In my last post I introduced something known as the integrated Sachs-Wolfe (ISW) effect. You'll probably get more out of today's post if you've read that one. However, I've tried to make today's post as self-contained as possible, so don't fret if you're new to the blog or have forgotten things over the last six weeks.
Put most simply, the ISW effect is the very subtle heating and cooling of light as it travels through structures in the universe. In the standard model for the universe's history this ISW effect grows with time and is most significant when dark energy starts to dominate the universe late in its history. The effect occurs because the energy gained or lost by light as it climbs into or falls out of structures becomes smaller with time. Therefore light receives an overall change in energy when it travels through these structures.
Unfortunately, the ISW effect is tiny. It will happen to any light travelling anywhere through the universe, but it is really, really tiny. This means that, for almost every light source in the universe (galaxies, stars, supernovae, etc), we just don't know the initial light source well enough to be able to tell if it has changed by the tiny amount we expect from the ISW effect. But, there is one source for which we have a very clear, very precise prediction. This is the cosmic microwave background, or CMB (note: I introduced the CMB in this post). As regular readers of the blog might be starting to appreciate, the CMB is more or less every cosmologist's favourite data source.
Unfortunately even the CMB has tiny fluctuations in it. These arise because the source of the CMB, a plasma of hydrogen that once permeated the entire universe, was not uniform (I explained the shape of the fluctuations in the CMB in an earlier post). And, most unfortunately, even these tiny fluctuations, fluctuations so small that Nobel prizes were awarded for their detection, are
Alas! So it seems that we can't even see the ISW effect in the CMB?
The thing is, we know the source of the ISW effect. It is caused by structures in the universe. If we could see those structures then we wouldn't just know that there is an ISW effect, we would also know on which points of the sky it should be bigger and on which points of the sky it should be smaller. This is crucial. At any point of the sky where we expect the ISW effect to make the CMB hotter/smaller there is no reason we should also expect the CMB itself to start off hotter/smaller. So, while we can't measure the ISW effect directly we can ask whether on average the CMB is hotter where we expect a hot ISW effect and whether on average the CMB is colder where we expect a cold ISW effect.
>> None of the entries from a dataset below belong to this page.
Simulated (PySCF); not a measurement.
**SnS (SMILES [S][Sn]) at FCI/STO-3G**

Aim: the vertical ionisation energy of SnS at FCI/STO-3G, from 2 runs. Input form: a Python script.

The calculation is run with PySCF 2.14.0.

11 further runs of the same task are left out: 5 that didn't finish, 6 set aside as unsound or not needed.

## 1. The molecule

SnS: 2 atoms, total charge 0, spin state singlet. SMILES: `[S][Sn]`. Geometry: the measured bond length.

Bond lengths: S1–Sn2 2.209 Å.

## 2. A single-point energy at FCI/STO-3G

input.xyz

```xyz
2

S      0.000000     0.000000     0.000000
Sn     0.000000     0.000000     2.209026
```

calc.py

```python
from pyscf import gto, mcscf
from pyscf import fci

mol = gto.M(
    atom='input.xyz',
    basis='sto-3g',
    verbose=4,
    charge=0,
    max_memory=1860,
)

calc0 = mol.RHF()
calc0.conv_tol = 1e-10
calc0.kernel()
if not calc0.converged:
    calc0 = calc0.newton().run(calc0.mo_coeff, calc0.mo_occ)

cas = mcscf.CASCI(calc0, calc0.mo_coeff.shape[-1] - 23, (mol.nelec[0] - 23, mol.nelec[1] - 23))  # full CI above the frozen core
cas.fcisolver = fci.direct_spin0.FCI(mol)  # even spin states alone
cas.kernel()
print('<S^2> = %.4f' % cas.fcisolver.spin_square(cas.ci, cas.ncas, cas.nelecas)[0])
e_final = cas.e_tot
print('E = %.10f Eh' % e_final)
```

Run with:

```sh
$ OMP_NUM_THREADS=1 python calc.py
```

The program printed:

But can we see structures in the universe? Well, yes and no. We can of course see some things in the universe (or the sky would be dark at night!). But, unfortunately, most of the stuff in the universe can't be seen at all. The common name for this unseeable stuff is dark matter, but a much more appropriate name would be transparent matter. This is because dark matter isn't really “dark” at all, instead it's completely and utterly invisible. It doesn't emit light and any light emitted by something else goes right through it. Thankfully, dark matter does interact gravitationally (in fact, that's how we know it's there!). Now, gravity causes matter to attract matter. As a result, all the visible things in the universe tend to follow the dark matter around. If there is more dark matter somewhere, there is a greater probability that we will see stuff there, if there is less dark matter, there's a smaller probability we will see stuff. So that's the 'yes' and the 'no' of whether we can see the structures of the universe. No, we can't see every structure in the universe, but yes, we can see something else that on average follows these structures around.
And that's it. Attempting to detect the ISW effect is as simple as looking at the CMB and checking whether on average it is hotter in patches of the sky that have more luminous matter behind them and colder on patches where there is less luminous matter.
The results of such measurements comes next... (Now continued here)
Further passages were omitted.